REAL ESTATE - Jones Lang Lasalle last week reported operating income of $37.3m for Q3 2006 – a 40% increase over the same period of 2005. The firm also posted Q3 revenues of $462m, a 42% increase over Q3 2005.
Europe, the Middle East and Africa (EMEA) reported significant increases for the real estate investment management firm. Revenues for the region increased 53% over the same period the previous year, compared with 46% for the Americas.
EMEA CEO Alastair Hughes expects the strong performance of Germany and France to continue over the next quarter as a result of the combination of favourable market conditions and the firm’s strong pipeline.
The firm remains optimistic about its limited investment in emerging European markets, including Russia. "As the Russian investment market gradually becomes more mature and transparent, it is likely to become attractive to a wider range of buyers," said Hughes.

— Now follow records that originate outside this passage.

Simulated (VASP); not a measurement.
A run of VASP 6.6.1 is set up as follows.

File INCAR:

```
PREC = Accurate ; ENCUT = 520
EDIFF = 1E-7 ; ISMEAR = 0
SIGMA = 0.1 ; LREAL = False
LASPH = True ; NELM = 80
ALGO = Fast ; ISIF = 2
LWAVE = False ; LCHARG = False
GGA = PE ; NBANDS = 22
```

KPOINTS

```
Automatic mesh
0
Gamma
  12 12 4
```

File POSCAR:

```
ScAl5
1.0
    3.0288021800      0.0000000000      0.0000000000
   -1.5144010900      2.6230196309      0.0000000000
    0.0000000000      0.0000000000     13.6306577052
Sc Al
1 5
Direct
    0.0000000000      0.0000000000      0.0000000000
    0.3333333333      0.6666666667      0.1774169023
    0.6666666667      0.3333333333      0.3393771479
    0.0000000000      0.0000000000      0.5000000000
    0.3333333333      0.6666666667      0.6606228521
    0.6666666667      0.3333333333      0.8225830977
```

In contrast to the US, where Lasalle’s growth has been largely driven by corporate acquisitions, in Europe "virtually all the growth in EMEA is organic," said Hughes. "Our acquisitions have been relatively modest in scale."
Globally, the firm has invested $180m to date this year in acquisitions. Next year will likely see new market expansions following the opening of seven new offices in 2006.
Lasalle’s assets under management increased to $40bn in Q3, compared to $29bn in the same period last year.